So, you have a file, from which you are trying extract certain items, based on some criteria.

When you first posted, you said “list”. The word list means something very different to a Python coder, reading a post on a Python Forum, which is the reasoning behind my first post. It is clear now, that you mean list in a literal way.

So, do you know how to read data from a file, into a Python script?

PJh · January 27, 2023, 1:28am

Yes, I am reading the file line-by-line, but what logic must I apply to get the desired output

MRAB · January 27, 2023, 1:45am

I’d probably do something like this:

previous_ending = None

with open(input_path) as input_file, open(output_path, 'w') as output_file:
    for line in input_file:
        ending = line.rstrip('\n').partition('#')[2]

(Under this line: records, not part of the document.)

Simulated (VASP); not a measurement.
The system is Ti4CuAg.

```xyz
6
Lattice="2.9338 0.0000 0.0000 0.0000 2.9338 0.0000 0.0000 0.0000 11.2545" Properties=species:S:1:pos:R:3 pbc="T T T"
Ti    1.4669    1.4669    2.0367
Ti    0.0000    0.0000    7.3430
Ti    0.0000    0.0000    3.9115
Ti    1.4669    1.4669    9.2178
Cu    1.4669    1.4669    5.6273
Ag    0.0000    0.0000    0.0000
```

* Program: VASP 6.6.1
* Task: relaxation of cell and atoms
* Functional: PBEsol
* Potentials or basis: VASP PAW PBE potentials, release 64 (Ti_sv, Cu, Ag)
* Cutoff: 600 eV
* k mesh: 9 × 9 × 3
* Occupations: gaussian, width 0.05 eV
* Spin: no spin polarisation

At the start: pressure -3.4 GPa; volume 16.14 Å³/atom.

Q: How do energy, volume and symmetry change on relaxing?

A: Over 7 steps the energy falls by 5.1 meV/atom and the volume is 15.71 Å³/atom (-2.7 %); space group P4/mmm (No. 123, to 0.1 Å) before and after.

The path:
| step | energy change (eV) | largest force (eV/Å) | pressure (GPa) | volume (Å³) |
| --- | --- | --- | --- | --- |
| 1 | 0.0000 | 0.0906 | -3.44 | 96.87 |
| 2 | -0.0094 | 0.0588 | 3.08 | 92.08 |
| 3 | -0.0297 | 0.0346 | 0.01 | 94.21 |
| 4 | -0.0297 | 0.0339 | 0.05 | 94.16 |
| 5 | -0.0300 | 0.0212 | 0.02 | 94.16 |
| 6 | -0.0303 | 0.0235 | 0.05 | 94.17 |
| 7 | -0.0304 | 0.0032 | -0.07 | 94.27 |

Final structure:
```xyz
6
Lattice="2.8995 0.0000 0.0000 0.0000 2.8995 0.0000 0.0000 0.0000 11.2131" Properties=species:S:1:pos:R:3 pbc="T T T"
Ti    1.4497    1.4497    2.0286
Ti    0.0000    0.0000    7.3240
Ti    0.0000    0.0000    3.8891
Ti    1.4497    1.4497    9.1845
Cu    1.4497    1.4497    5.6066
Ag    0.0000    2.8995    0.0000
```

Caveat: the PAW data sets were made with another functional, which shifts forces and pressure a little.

        if ending != previous_ending:
            output_file.write(line)
            previous_ending = ending

PJh · January 27, 2023, 2:28am

I am still getting similar output like

a,b#0
b,a#0
b,d#0.2
a,b#0
b,c#0.1
c,b#0.1

Still unable to solve the problem

MRAB · January 27, 2023, 2:57am

Ah, I misread it as being consecutive only.

Try this:

previous_endings = set()

with open(input_path) as input_file, open(output_path, 'w') as output_file:
    for line in input_file:
        ending = line.rstrip('\n').partition('#')[2]

        if ending not in previous_endings:
            output_file.write(line)
            previous_endings.add(ending)

PJh · January 27, 2023, 4:16am

I am getting the following output after implementing the code

a:b,0.3333333333333333
a:b,0.5
b:c,0.1111111111111111
b:c,0.2
b:c,0.14285714285714285
b:c,0.125
b:c,0.25
b:c,0.16666666666666666
a:c,0.1

Here I am missing a:d and a:e, and other important lines. Also repetition exist between pairs

rob42 · January 27, 2023, 4:49am

That is a completely different data set to the one with which you started this thread. How can anyone help you when you don’t provide relevant information from the get-go: it’s akin to being asked to navigate a maze while wearing a blindfold.

I see that you’ve done an edit to your first post and as such both the data and the question have been improved.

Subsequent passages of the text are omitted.